Package info (e.g. output of rpm -q podman or apt list podman):

root@d23290797c41:/opt/krispr# apt list podman
Listing... Done
podman/now 100:3.3.0-1 amd64 [installed,local]

Have you tested with the latest version of Podman and have you checked the Podman Troubleshooting Guide? (https://github.com/containers/podman/blob/master/troubleshooting.md)

Yes

Additional environment details (AWS, VirtualBox, physical, etc.): Running podman inside another container in kubernetes.

rhatdan commented 3 years ago

@mtrmac looks like we need to lock the auth.json file while we are updating it.

mtrmac commented 3 years ago

Yeah, ioutil.WriteFile is not atomic (it’s O_TRUNC of the existing file + write). At least being atomic so that clients don’t see empty/partial files definitely makes sense; truly locking so that we don’t lose data on concurrent writes might be harder.

mtrmac commented 2 years ago

As of #1515 concurrent logins should not corrupt the file, but it’s possible that some of the concurrent updates will be lost.

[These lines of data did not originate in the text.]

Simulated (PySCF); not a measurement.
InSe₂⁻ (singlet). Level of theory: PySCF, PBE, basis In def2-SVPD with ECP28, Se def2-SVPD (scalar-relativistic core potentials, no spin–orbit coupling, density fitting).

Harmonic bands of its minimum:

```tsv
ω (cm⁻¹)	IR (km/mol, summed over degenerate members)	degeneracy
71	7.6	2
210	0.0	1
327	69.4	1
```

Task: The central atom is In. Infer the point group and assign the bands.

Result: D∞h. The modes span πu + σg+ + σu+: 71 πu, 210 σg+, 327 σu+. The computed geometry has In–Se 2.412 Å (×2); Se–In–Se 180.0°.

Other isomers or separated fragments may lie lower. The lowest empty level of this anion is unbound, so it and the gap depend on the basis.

So, if there are multiple podman login attempts with the same credentials for the same scope, it doesn’t matter which one wins and the credentials will be available; but with concurrent logins for different scopes, some of the login commands might succeed but data would not, ultimately, be available in auth.json.

See #1506 for implementation discussion about locking that could fix the multiple-scope issue.